The HTPC is dead.
There are a few things taking it's place.
1. For tweakers, the new thing is the media extender. Nobody wants to build a HTPC for each TV. It doesn't make sense. And the MCE extenders are pretty limited in format support. So, the industry is moving on. The popcorn hour is great if I just want to play downloaded content on your TV or ripped movies. But, the real star of the show is the SageTV HD200. As an extender it is great at playing downloaded content, even BD rips, but also adds the capability to connect to a central headless server (the best run windows home server), and you can even take a HD200 with you as a placeshifter, accessing all your content on your server from the road. On the server, you can have as many tuners as you want to record TV, and with the new Hauppauge HD-PVR you can record component HD signals up to 1080i from your cable box straight to h.264 in real time via a built in hardware encoder. No CPU heavy lifting required. String two or three of those tuners together on a WHS computer, buy a $180 extender at each TV (7W of power each) and you've got a powerhouse of a system. You can rip your disks to the server (DVD or BD), rip your music, record your TV, store your pictures, host your website, backup your computers in the house, and bring an extender with you on the road to access your content. It is actually a really really really powerful system but it does require a bit of tweaking. Nothing a person who is confident with computers can't handle, but the average joe isn't that confident. If you ever consider taking your computer to Geek Squad, this isn't for you. Still the only hassle is setting up the server to record your shows and store your content. The big hassle with HTPCs used to be getting your content to play, fiddling with audio and video codecs, getting the right video card, making sure your CPU could handle BDs. Now with extenders, it just works once you plug in and configure the resolution and audio output. It has made it MUCH easier.
With PlayOn you can get access to Hulu and some other stuff but that requires a bit of tweaking.
They are also launching a version of the server that runs a version of linux off of a USB stick for non tweakers. You buy or build a small computer with the types of HD tuners you want like the HD-PVR, stick this stick in, boot, and it configures the harddrives for recording and runs the server from the stick. Pretty cool actually. It can even do RAID on multiple harddrives for backup and pooling of multiple drives. As much storage as you want...
2. The other big news in HTPCs is Boxee. An offshoot of the venerable Xbox media center that used to be so popular on modded 1st gen Xboxs, this software is aimed at the social aspects of entertainment. It is a media player that can play your downloaded content or ripped disks, but it will also connect to online sources like Hulu. I'm not an expert in it but I've played with it a little bit installed on my AppleTV. Boxee will run on Linux, Mac, or a PC. It will also run on an AppleTV but the appleTV is too slow for much of the content Boxee can play. If you really want to hook your notebook to your PC, then installing Boxee to access your content is probably the way to go rather than Microsoft Media Center or Front Row.

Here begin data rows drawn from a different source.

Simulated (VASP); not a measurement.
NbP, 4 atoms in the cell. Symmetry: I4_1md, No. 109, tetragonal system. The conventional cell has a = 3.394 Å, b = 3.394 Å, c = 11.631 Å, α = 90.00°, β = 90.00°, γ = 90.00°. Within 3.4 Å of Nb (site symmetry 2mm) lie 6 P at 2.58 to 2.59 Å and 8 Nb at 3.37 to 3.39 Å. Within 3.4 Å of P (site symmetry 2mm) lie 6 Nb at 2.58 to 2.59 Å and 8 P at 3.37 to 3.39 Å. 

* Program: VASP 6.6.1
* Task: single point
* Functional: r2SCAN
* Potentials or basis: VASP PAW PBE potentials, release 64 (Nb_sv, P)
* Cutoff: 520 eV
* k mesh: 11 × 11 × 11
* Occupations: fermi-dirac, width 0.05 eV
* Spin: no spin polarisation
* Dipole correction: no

3. Integration into TVs and BD players is also big. Panasonic has Viera link where you can access Netflix and Amazon video rentals as well as YouTUbe and some others, and the BD players are also supporting the same kind of networked content access, but no standard has yet emerged that will make it easy for each manufacturer to get content. It is done with one on one dealing with each hardware making and software maker. This is terribly inefficient and so I don't think it will last too long. We must find a few 3rd parties who write the software to integrate these services and then the TV makers just need to support that universal software. 2 or 3 different systems are fine and lead to competition and innovation, each TV and BD manufacturer on their own is not. Boxee wants their software to run on these systems so it may be coming, but I don't see it yet.